There is a slight, imperceptible shift in the air. It is barely noticeable, and many of the Milanese in the Piazza Del Duomo around me continue with their lives. And yet, as if the city breathes a sigh of relief when the working day is over, Apero o’clock chimes.
Here in Milan, as in much of Italy, it is customary to stop for an aperitif (also known as an ‘Apero’) at around 5 o’clock. Traditionally, you would have an Aperol Spritz at your local bar which would be decked with plenty of dishes offering finger food that you can nibble on.
This is a light drink (3 parts Prosecco, 2 parts Aperol and 1 part soda water) and locals can be seen quaffing this orange drink as they gesticulate about life, the universe and everything.
I cross the piazza, with the cathedral on my right, heading to the throng of people who are funnelled into the dark caverns of the Vittorio Emmanuele II Galleria. Over there, right on the corner, is the Camparino bar which has been serving faithful regulars since 1867. (Technically, it was christened in 1917 but Mr Campari himself opened up his first shop in 1867, so who am I to quibble?)
This place is of note, not only because of its heritage and durability but because, according to legend, it is the place where the famous Negroni cocktail was invented. My task this evening is to prop up the bar and drink a few Negronis because, wherever it came from, this is as good an excuse as any other.
The shop occupies a small quadrant of a larger establishment. Packed with regulars and bemused tourists, I thread my way through the crowd and pay for my drinks up front, as is customary.

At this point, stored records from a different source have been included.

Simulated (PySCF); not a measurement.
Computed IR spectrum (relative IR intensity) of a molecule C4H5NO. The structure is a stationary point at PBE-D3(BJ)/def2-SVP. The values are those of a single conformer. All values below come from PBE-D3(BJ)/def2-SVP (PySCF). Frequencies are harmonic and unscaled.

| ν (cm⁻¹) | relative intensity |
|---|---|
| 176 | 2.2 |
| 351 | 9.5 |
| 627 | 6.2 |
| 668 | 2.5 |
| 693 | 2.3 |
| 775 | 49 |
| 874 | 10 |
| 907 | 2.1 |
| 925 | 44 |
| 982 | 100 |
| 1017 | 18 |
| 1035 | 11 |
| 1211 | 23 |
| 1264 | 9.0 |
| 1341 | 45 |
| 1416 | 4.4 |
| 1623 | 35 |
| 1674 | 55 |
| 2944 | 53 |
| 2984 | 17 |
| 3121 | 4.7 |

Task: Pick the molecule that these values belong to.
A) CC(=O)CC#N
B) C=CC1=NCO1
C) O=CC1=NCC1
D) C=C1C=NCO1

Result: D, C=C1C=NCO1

I negotiate a tight walk to the bar between a stranger’s backpack and a blonde carrying 3 drinks to her companions. I watch as the barman deftly measures out the vermouth, gin and Campari into an ice-filled glass. He flicks a slice of orange into it and silently deposits the concoction in front of me.
I chat with a few locals, arm resting on a free part of the bar, marking my territory out. Plates of various nibbles appear from time to time – bruschetta, bite-sized chunks of pizza, juicy and chunky green olives – and we scoff the lot, washed down with our favourite drinks.
I exit the Camparino a few hours later, tipsy but not drunk, sated but not full.
With a smile on my face, I brave the cooler air that has already driven many a tourist away and head into the night to my next destination.